This story appears in both The Paper and the Santa Fe New Mexican through a partnership to bring our readers the best in reporting from the legislature.
Legislation that would stop the issuance of new fracking permits for four years made it out of the Senate Conservation Committee on a 5-4 vote Saturday despite concerns about the financial impacts on a state that relies heavily on oil and gas revenues.
A fiscal impact report on Senate Bill 149, which seeks research on the environmental impacts of fracking, among other areas of study, found the state would take a $1.65 billion hit in the upcoming fiscal year if the measure is signed into law.
But one of the sponsors, Sen. Antoinette Sedillo Lopez, D-Albuquerque, disputed the findings in the so-called FIR, saying it assumed there would be no new wells when there are about 1,000 permits pending.
“The reason for the pause is to bring everybody to the table and put urgency on the need to regulate [the oil and gas industry],” she said during the committee hearing. “I always say, ‘New Mexico should be open for business, not open for exploitation,’ and unfortunately with regard to the industry, we’ve been exploited.”
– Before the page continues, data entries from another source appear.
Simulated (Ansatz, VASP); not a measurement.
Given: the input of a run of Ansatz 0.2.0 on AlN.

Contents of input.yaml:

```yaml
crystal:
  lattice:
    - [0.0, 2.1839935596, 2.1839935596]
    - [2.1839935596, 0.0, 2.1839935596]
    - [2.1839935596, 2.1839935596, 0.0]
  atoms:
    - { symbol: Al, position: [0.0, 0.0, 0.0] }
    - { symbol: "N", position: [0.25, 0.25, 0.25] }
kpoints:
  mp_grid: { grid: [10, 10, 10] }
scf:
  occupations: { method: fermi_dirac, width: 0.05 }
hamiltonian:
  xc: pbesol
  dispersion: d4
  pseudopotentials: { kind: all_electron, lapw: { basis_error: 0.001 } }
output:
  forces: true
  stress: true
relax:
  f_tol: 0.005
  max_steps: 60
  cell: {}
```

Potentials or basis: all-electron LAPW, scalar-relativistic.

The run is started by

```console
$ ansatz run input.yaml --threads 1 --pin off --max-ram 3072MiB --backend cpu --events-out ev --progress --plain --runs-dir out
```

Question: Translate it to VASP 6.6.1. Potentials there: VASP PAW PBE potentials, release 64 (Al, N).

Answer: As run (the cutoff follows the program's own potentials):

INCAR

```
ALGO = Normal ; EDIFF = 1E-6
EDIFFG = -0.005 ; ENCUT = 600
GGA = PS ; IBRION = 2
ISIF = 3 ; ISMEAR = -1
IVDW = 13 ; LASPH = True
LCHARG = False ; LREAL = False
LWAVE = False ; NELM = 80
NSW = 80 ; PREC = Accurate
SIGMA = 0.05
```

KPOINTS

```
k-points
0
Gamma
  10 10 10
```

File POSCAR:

Sen. Joseph Cervantes, a Las Cruces Democrat who joined with the three Republicans on the committee in voting against the measure, questioned how state agencies could have botched the fiscal analysis.
“I would hope, senator … that you would correct the secretary of energy and all the Cabinet secretaries and help them realize that their analysis and their numbers are incorrect and that they evidently don’t know what they’re doing,” he said. “We need to have an answer to that if you’re telling me that they don’t know what they’re doing and their assumptions and numbers are incorrect.”
About one-third of the recurring state revenue that goes into the state’s budget comes from the oil and gas industry.
Cervantes noted the bill would have “some pretty serious implications” on the state’s coffers. The fiscal impact report found that local governments stand to lose $226 million of the overall estimated revenue decline.
The committee chairwoman, Sen. Liz Stefanics, D-Cerrillos, suggested Sedillo Lopez amend the legislation “to become a reporting bill versus a pause on fracking in order to gain factual information from all of the departments.” Sedillo Lopez said she would consider the idea if her measure made it out of the Senate Conservation Committee.
The bill faces an uphill challenge. It will head next to the Senate Judiciary Committee, which Cervantes chairs.
The bill drew support from environmental advocates and opposition from the oil and gas industry and business interests.
“There are productive ways to transition New Mexico to a lower carbon future — this is not the right approach,” said Patrick Killen, a registered lobbyist for Chevron. “The Legislature’s own fiscal impact report shows this bill will decimate our state’s budget.”
But proponents of the measure said the environment, public health and protecting the state’s water resources were at stake.
“If oil and gas were going to make us rich, we would be rich by now,” said Rebecca Sobel, senior climate and energy campaigner for WildEarth Guardians.
“If we are going to continue to be a state that is [an] enormous producer of oil and gas, we also have to take on the enormous responsibility of regulating that industry, so that our environment and our public health is protected,” said Gail Evans, an attorney with the New Mexico Environmental Law Center. “We have a lot of work to do to develop our regulatory capacity in the state.”
After the meeting, Larry Behrens, spokesman for the Western States chapter of Power the Future, a nonprofit fossil fuel advocacy group, called proponents of the measure hypocrites.
“As a winter storm approaches New Mexico, how do proponents of a fracking ban plan to keep their homes warm?” he asked. “It should be noted while the eco-left has plenty of time to bloviate, New Mexico’s energy workers are working hard to make sure the majority of homes in the state, including those of eco-left hypocrites, will be able to stay warm during the oncoming storm.”